Edward Gordon Craig Biography

Edward Gordon Craig

British

1872-1966

Biography

Edward Gordon Craig was born in Stevenage/Hertford, England on January 29, 1872, the son of the actress Ellen Terry and the architect, stage designer and theatre director Edward William Godwin. Between 1889 and 1897 he worked as an actor at Henry Irving's "Lyceum Theatre" in London and began to design his own figurines and stage designs.
 Craig was increasingly interested in graphics and was taught woodcut techniques by James Pryde, William Nicholson and William Rothenstein around 1893. Edward Gordon Craig executed uncounted exlibris, portraits of actors, theatre brochures and book illustrations. In his journal "The page" he published several graphics using various pseudonyms. 


In 1899 Craig turned back to the theatre and founded the "Purcell Operatic Society" together with the composer Martin Fallas Shaw. Here his most important theatre works were executed. With the help of Harry Graf Kessler in Weimar he got acquainted with important contemporary artists and achieved an international breakthrough with his programmatic essay "The Art of the Theatre".

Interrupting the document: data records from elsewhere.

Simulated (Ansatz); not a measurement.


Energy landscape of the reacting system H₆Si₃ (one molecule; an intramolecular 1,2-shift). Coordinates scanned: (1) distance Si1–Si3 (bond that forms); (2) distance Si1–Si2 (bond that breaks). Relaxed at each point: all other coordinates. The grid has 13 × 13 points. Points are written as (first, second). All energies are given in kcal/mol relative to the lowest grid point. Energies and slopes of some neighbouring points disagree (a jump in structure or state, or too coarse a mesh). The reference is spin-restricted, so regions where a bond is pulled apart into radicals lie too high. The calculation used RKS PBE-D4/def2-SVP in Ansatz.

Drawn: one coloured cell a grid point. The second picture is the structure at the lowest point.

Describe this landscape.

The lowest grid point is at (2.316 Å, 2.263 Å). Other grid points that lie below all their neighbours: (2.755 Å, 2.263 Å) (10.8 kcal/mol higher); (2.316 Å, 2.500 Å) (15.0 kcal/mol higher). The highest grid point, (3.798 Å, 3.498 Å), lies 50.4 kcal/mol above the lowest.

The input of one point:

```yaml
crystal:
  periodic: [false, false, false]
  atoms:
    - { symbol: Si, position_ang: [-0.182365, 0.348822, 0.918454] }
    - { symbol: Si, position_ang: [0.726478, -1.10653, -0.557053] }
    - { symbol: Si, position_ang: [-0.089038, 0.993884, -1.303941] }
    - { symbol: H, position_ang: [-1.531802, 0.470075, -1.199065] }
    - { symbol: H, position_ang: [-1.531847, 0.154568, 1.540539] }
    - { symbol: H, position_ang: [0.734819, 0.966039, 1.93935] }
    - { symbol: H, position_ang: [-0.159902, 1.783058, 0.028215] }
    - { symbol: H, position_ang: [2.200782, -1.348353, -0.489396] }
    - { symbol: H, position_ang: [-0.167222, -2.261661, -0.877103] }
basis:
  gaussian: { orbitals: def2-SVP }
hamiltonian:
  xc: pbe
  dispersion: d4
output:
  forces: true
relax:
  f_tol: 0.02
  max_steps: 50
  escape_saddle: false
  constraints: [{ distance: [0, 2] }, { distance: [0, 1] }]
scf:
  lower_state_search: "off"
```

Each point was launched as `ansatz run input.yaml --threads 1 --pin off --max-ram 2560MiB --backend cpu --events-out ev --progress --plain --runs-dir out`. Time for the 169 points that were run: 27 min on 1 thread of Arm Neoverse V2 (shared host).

Edward Gordon Craig became the reformer of the stage design which had been dominated by the aesthetic of depiction and illusionism. During his lifetime he was barely able to realise his radically new theatre concept and his abstract stage aesthetic, basing on light and shadow, but his journalistic influence still lasted in the 20th century. Craig had numerous children, 4 with his wife, May Gibson, 2 with his lover Elena Meo and with his lover, dancer Isadora Duncan, had a daughter, Deidre, who drowned at age 7 in 1913.

In 1926 the artist was honoured with the "Order of Knights of Danneborg" for the performance of Ibsen's "Kronprätendenten". 
Edward Gordon Craig lived in Vence/Alpes Maritimes since 1948, where he attended to scientific studies, drawing, writing, collecting and designing of book covers. 

Edward Gordon Craig died in Vence, France on July 29, 1966.